At this point in our interview, things get a bit deep: “If you ask if I’m happy right now I would say no. I’m stressed and my back hurts. But when I look back on the stuff I’ve done I’m happy about that, and I’m happy about the things for the future. That’s how I am. For me it’s more important to be happy and to be proud about my life when I take a step back. Other people might not care about that, they care more about being happy right now.”

Lastly, as we are so excited about this band and their unique genre, we simply had to know whether they are planning on coming to the UK again. “We’re booking a Europe tour at the moment for October/November, so there will be a bunch of UK dates there. The UK is one of the biggest markets, and it’s an important place to be just like the US. There’s a lot of interest there. The people who are the best at their stuff go to LA, New York, or London [unless you’re us…in Yorkshire – ed]. That’s the thing that I love about the UK. You’re a cultural sector.”

With much touring, writing and, err, building, planned for the future, it looks as though we can expect a lot more action from Shining. “The rest of the year is pretty full. Right now I’m writing some music for saxophone and string ensemble, then we’re coming back to the US at the beginning of 2014. Then I’ll probably get that familiar feeling that I want to write more music.”

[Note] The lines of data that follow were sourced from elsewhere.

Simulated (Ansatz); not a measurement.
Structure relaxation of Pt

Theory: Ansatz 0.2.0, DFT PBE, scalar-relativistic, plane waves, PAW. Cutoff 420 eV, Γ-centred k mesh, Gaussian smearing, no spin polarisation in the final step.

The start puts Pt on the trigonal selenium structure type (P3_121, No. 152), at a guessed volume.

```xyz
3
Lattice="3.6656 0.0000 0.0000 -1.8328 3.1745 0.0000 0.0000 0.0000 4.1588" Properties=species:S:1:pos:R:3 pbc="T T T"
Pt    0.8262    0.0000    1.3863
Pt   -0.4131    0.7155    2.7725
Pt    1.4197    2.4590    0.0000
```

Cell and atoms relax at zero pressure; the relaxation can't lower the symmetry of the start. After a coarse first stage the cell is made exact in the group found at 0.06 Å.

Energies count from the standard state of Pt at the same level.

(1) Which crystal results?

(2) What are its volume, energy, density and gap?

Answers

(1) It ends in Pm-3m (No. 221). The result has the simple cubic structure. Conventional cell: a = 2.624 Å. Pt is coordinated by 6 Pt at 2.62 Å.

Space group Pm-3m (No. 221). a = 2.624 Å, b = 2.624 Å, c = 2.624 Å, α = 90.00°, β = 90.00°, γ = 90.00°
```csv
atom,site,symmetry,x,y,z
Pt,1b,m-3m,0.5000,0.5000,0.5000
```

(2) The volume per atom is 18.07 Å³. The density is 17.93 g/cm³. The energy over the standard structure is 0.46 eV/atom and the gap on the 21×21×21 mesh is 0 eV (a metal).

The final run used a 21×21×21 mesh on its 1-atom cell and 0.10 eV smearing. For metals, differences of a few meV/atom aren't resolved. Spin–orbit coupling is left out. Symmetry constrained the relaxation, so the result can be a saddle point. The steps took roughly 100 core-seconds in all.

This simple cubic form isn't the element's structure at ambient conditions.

Fantastic. But considering the realistic and sage attitude of Munkeby, it would be a short sell not to include some realism and sage. “The studio I’m in right now [for the interview] is actually my studio, this is where we recorded a lot of the album. But they wanna tear it down and make apartments. So that’s also a new project – building a new studio.”

Damn. Well, as we discovered, being happy in the future is just as valuable as instant gratification, so we can only wish the band luck with all of this.